这是最新一篇日志上一篇 | 下一篇
档案资料 订阅所有档案资料的日志

The Philosophy of System Administration

Although the specifics of being a system administrator may change from platform to platform, there are underlying themes that do not. These themes make up the philosophy of system administration.


The themes are:


Automate everything


Document everything


Communicate as much as possible


Know your resources


Know your users


Know your business


Security cannot be an afterthought


Plan ahead


Expect the unexpected


The following sections explore each theme in more detail.


Automate Everything

Most system administrators are outnumbered — either by their users, their systems, or both. In many cases, automation is the only way to keep up. In general, anything done more than once should be examined as a possible candidate for automation.


Here are some commonly automated tasks:


·         Free disk space checking and reporting


·         Backups


·         System performance data collection


·         User account maintenance (creation, deletion, etc.)


·         Business-specific functions (pushing new data to a Web server, running monthly/quarterly/yearly reports, etc.)


This list is by no means complete; the functions automated by system administrators are only limited by an administrator's willingness to write the necessary scripts. In this case, being lazy (and making the computer do more of the mundane work) is actually a good thing.
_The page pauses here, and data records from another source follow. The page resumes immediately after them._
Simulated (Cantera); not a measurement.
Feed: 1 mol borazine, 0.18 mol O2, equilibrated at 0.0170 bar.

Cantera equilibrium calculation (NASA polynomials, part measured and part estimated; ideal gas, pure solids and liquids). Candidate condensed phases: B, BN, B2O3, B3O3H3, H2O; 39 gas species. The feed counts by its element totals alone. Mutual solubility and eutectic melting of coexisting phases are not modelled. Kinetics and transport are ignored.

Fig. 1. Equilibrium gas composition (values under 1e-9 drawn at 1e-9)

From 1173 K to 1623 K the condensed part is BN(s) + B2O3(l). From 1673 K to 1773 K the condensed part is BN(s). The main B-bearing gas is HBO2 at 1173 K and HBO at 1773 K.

Automation also gives users the extra benefit of greater predictability and consistency of service.


Document Everything

If given the choice between installing a brand-new server and writing a procedural document on performing system backups, the average system administrator would install the new server every time. While this is not at all unusual, you must document what you do. Many system administrators put off doing the necessary documentation for a variety of reasons:


"I will get around to it later."


Unfortunately, this is usually not true. Even if a system administrator is not kidding themselves, the nature of the job is such that everyday tasks are usually too chaotic to "do it later." Even worse, the longer it is put off, the more that is forgotten, leading to a much less detailed (and therefore, less useful) document.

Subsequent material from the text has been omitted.